We Might 'Win', But Still Lose

Lt. Col. Steven Duke says the Mahdi Army is 'sitting on the 50-yard line, eating popcorn, watching us do their work for them.'

By Fareed Zakaria
Newsweek

Jan. 22, 2007 issue - Everyone seems quite certain that George W. Bush's new plan for Iraq is bound to fail. But I'm not so sure. At a military level, the strategy could well produce some successes. American forces have won every battle they have fought in Iraq. Having more troops and a new mission to secure whole neighborhoods is a good idea - better four years late than never. But the crucial question is, will military progress lead to political progress? That logic, at the heart of the president's new strategy, strikes me as highly dubious.

Administration officials have pointed to last week's fighting against Sunni insurgents in and around Baghdad's Haifa Street as a textbook example of the new strategy. Iraqi forces took the lead, American troops backed them up and the government did not put up any obstacles. The Wall Street Journal's Daniel Henninger concluded that the battle "looked like a successful test of unified [American-Iraqi] effort."

But did it? NEWSWEEK's Michael Hastings, embedded with an American advisory team that took part in the fighting, reports that no more than 24 hours after the battle began on Jan. 6, the brigade's Sunni commander, Gen. Razzak Hamza, was relieved of his command. The phone call to fire him came directly from the office of Prime Minister Nuri al-Maliki, a Shiite. Lt. Col. Steven Duke, commander of a U.S. advisory team working with the Iraqis, and a 20-year Army veteran, describes Hamza as "a true patriot [who] would go after the bad guys on either side." Hamza was replaced by a Shiite.

Joint operations against Shiite militias are far less likely, and not only because of political interference from the top. Groups like Moqtada al-Sadr's Mahdi Army don't generally start fire fights with the Americans or attack Iraqi forces. Their goals are different, quieter. Another U.S. adviser, Maj. Mark Brady, confirms reports that the Mahdi Army has been continuing to systematically take over Sunni neighborhoods, killing, terrorizing and forcing people out of their homes. "They're slowly moving across the river," he told Hastings, from predominantly Shiite eastern Baghdad into the predominantly Sunni west. If the 20,000 additional American troops being sent to the Iraqi capital focus primarily on Sunni insurgents, there's a chance the Shiite militias might get bolder. Colonel Duke puts it bluntly: "[The Mahdi Army] is sitting on the 50-yard line eating popcorn, watching us do their work for them."
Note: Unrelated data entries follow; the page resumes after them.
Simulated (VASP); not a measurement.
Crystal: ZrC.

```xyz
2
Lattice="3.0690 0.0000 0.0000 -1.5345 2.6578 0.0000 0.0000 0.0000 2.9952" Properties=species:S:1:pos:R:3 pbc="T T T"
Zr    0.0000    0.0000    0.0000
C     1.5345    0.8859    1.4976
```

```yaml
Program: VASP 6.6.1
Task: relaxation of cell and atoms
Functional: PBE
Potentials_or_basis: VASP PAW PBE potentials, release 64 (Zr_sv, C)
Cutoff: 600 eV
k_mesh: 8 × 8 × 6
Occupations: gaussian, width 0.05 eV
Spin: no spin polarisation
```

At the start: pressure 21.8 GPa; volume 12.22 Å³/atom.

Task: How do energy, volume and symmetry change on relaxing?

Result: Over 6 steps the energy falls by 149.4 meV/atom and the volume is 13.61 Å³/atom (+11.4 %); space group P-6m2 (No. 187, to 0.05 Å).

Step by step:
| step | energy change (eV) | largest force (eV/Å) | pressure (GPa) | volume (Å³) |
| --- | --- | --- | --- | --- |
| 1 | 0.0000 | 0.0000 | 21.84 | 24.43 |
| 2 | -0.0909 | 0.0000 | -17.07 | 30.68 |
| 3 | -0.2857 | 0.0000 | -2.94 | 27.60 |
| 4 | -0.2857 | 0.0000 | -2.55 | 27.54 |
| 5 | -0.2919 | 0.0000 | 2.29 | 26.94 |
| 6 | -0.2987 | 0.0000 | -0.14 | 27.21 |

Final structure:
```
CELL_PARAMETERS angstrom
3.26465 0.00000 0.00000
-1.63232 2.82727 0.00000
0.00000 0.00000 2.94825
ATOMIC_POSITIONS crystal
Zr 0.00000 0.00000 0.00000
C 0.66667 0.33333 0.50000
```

So what will happen if Bush's new plan "succeeds" militarily over the next six months? Sunnis will become more insecure as their militias are dismantled. Shiite militias will lower their profile on the streets and remain as they are now, ensconced within the Iraqi Army and police. That will surely make Sunnis less likely to support the new Iraq. Shiite political leaders, on the other hand, will be emboldened. They refused to make any compromises - on federalism, de-Baathification, oil revenues and jobs - in 2003 when the United States was dominant, in 2005 when the insurgency was raging, and in 2006 when they took over the reins of government fully. Why would they do so as they gain the upper hand militarily?

Administration officials claim that this time things are different. The Maliki government, and the Shiite leadership more generally, understand that they must crack down on militias and compromise with the Sunnis. Why? In the words of one senior U.S. official - under instructions to stay anonymous - because Shiite political leaders understand they no longer have "unquestioning American support anymore, especially from Capitol Hill." This suggests that the administration finally understands that Bush's blank-check policy for the Iraqi government has proved totally counterproductive. The one action that might be forcing the Iraqi leadership to make some compromises has been the threat that Congress would force a withdrawal of American support. One month ago, the White House was criticizing Congress as being borderline treasonous for suggesting such a thing. Today its strategy in Iraq rests on the fruits of that assertiveness.

Over the past three and a half years, the dominant flaw in the Bush administration's handling of Iraq is that it has, both intentionally and inadvertently, driven the country's several communities apart. Every seemingly neutral action - holding elections, firing Baathists from the bureaucracy, building up an Iraqi military and police force - has had seismic sectarian consequences. The greatest danger of Bush's new strategy, then, isn't that it won't work but that it will - and thereby push the country one step further along the road to all-out civil war. Only a sustained strategy of pressure on the Maliki government - unlike anything Bush has been willing to do yet - has any chance of averting this outcome.

Otherwise, American interests and ideals will both be in jeopardy. Al Qaeda in Iraq - the one true national-security threat we face from that country - will gain Sunni support. In addition, as American officers like Duke and Brady have noted, our ideals will be tarnished. The U.S. Army will be actively aiding and assisting in the largest program of ethnic cleansing since Bosnia. Is that the model Bush wanted for the Middle East?